RavenDB stream not returning all results

160 views
Skip to first unread message

Matthias De Ridder

unread,
Jul 29, 2014, 9:08:56 AM7/29/14
to rav...@googlegroups.com
What could cause a RavenDB stream not to return all results?

We have a collection of 65000 documents we need to export to a file. The creation of this file is part of a large operation involving the creation of 19 files in total and a lot of queries to RavenDB and business validation checks. Therefore, we start a new Task to generate the files that can be separated from the main business validation and file generation. The file with the 650000 documents is one of them. The documents are queried using a RavenDB stream. What happens now is we don't get the 65000 documents back: sometimes 20000, 40000, 63000 ... Random counts, but never the complete amount of documents.

When we don't start a new thread to generate the file, the stream returns the 65000 documents. We tried to write a unittest for this, but we couldn't reproduce it in a simple test. As said, this occurs while running a large operation and we don't know what exactly is causing this behavior.

Chris Marisic

unread,
Jul 29, 2014, 9:30:36 AM7/29/14
to rav...@googlegroups.com
Sessions are not threadsafe, you're likely losing access to the stream from mishandling the session.

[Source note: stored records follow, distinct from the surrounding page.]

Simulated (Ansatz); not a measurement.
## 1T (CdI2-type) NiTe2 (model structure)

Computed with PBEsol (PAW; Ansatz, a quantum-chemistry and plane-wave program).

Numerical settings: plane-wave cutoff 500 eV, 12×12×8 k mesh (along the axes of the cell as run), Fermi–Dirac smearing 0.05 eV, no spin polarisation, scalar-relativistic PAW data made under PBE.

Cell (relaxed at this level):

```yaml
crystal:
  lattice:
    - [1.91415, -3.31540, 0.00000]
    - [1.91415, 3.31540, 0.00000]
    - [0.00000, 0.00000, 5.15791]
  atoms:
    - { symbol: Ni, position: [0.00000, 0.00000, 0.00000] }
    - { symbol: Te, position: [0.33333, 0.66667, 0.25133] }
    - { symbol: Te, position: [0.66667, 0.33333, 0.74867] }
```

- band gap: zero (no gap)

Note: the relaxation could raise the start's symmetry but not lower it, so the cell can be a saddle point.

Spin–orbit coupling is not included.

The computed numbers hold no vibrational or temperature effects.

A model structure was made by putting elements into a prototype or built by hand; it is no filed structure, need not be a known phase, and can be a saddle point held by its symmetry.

Just don't use raven in a background thread structure your code more like

Main Thread / Request Thread / Worker Thread {


// new Task background stuff 1
// new Task background stuff 2

RavenDB export

tasks WaitAll()

Matthias De Ridder

unread,
Jul 29, 2014, 9:38:37 AM7/29/14
to rav...@googlegroups.com
That's not the case in our scenario. We're not sharing sessions amongst different threads. The thread that queries the stream and exports the file starts a new session.

Op dinsdag 29 juli 2014 15:30:36 UTC+2 schreef Chris Marisic:

Chris Marisic

unread,
Jul 29, 2014, 10:15:39 AM7/29/14
to rav...@googlegroups.com
Something is wrong in your usage. My advice is just ditch threading, you're not as slick as you think you are. If you seriously need that level of concurrency & throughput move to a queuing architecture or message bus, don't just try to wing it with threads. Threads will clobber you every time.

Matthias De Ridder

unread,
Jul 29, 2014, 10:39:10 AM7/29/14
to rav...@googlegroups.com
This doesn't solve our issue. Stream behavior should be the same when using threads or not.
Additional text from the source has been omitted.